Recently I joined an interdisciplinary study group called the 'TMI group', which consists of students from various backgrounds including AI, neuroscience, physics, education studies and philosophy. This group is one of the most enthusiastic study groups I have ever attended, providing actually productive discussions and critical issues.
Last week, I hosted a zoom seminar for this group titled 'Statistical-physics approaches to deep learning: dynamical and structural perspectives (DL x SP)'. I aimed to convey that deep learning can be understood as a 'non-linear many-body system with non-deterministic dynamics', therefore being a legitimate topic of SP.
Even within SP, there are many incommensurable views for the analysis of DL. Some are indeed useful but relatively phenomenological, while others fundamentally tackle the structural aspects of DNNs. Recently, I believe 'disorder' is the most central concept of the SP view of DL.

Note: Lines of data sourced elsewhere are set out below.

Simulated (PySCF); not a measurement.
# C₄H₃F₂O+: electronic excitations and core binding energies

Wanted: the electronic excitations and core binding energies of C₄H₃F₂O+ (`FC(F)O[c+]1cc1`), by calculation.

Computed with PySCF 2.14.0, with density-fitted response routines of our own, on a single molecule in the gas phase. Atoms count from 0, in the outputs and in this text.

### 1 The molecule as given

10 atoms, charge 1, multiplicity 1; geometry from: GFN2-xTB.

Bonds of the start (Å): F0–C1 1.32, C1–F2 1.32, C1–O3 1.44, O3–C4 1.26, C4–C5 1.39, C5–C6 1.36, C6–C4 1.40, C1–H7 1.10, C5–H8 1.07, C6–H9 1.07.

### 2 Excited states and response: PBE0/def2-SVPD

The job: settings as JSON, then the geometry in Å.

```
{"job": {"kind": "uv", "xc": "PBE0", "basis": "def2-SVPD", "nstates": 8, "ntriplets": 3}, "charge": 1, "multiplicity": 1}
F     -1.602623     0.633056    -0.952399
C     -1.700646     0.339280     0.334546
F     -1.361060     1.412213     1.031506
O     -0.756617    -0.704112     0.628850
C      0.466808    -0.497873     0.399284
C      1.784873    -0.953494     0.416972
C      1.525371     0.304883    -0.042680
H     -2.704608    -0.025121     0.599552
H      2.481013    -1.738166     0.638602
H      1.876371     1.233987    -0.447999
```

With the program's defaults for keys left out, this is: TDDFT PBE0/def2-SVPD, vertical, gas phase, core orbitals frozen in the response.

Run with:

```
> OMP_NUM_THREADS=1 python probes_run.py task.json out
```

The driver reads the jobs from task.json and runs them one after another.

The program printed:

NNs are highly complex, since they are non-linear combinations of functions with vastly different weights. But they are distinguishable from completely random fields since they learn something and form good representations. They are indeed complex, but they are somehow 'structured' and (especially thanks to the fact that they involves super high-dimensional space) the situation is not so bad.
This subtle regime is effectively tackled by theories developed for disordered systems including replica method. These calculations have been successfully connected to actually important concepts in DL community, such as lazy (kernel) learning versus feature learning, flat minima, linear mode connectivity (for example, see B. L. Annesi et al., "Star-shaped space of solutions of the spherical negative perceptron," Physical Review Letters 131 (2023)).
In fact, this perspective traces back to the ancient era of deep learning. Even at the 1980s and 90s, statistical physicists have focused on analyzing the phase behavior during the learning of multi-layer NNs (including quite practical issues such as teacher-student scenario). The Nobel Prize awarded last year to J. J. Hopfield was a controversial topic among physicists. But one lesser-known fact is that when G. Parisi won the prize in 2021, the citation already referred to AI theory—specifically in relation to his theories on glassy disordered systems and its relevance to DL.
Of course, as one of the TMI group members pointed out, to make these more practically applicable, they must be further refined by scholars in statistical learning theory, and should be integrated with the fields of computational theory and optimization. For example, one may see 'dynamical mean-field theory' approaches by T. Suzuki group (U Tokyo) and how they rigorously explain feature learning and in-context learning.
Next month, I will host a focus review session introducing high-dimensional random geometry (which also employs SP methods for disordered systems) in the context of modern deep learning. It begins with a simple and general geometric problem—separating labeled points (or ellipsoids) with a hyperplane—but ultimately explains the surprising success of modern AI, including few-shot learning and in-context learning.
For the former, see B. Sorscher, S. Ganguli and H Sompolinsky, "Neural representation geometry underlies few-shot concept learning," Prog. Natl. Acad. Sci. 119 (2022). For the latter, see A. J. Wakhloo, T. J. Sussman and SueYeon Chung, "Linear classification of neural manifolds with correlated variability," Phys. Rev. Lett. 131 (2023) and A. Kirsanov, C. N. Chou, Kyunghyun Cho and SueYeon Chung, "The geometry of prompting: Unveiling distinct mechanisms of task adaptation in language models," arXiv:2502.08009 (2025).
On a lighter note, in a KIAS lecture series planned to held at early August this year, Prof. SueYeon Chung is invited as a lecturer. I am looking forward the lecture since it is first time for me to attend Prof. Chung's lecture in-person.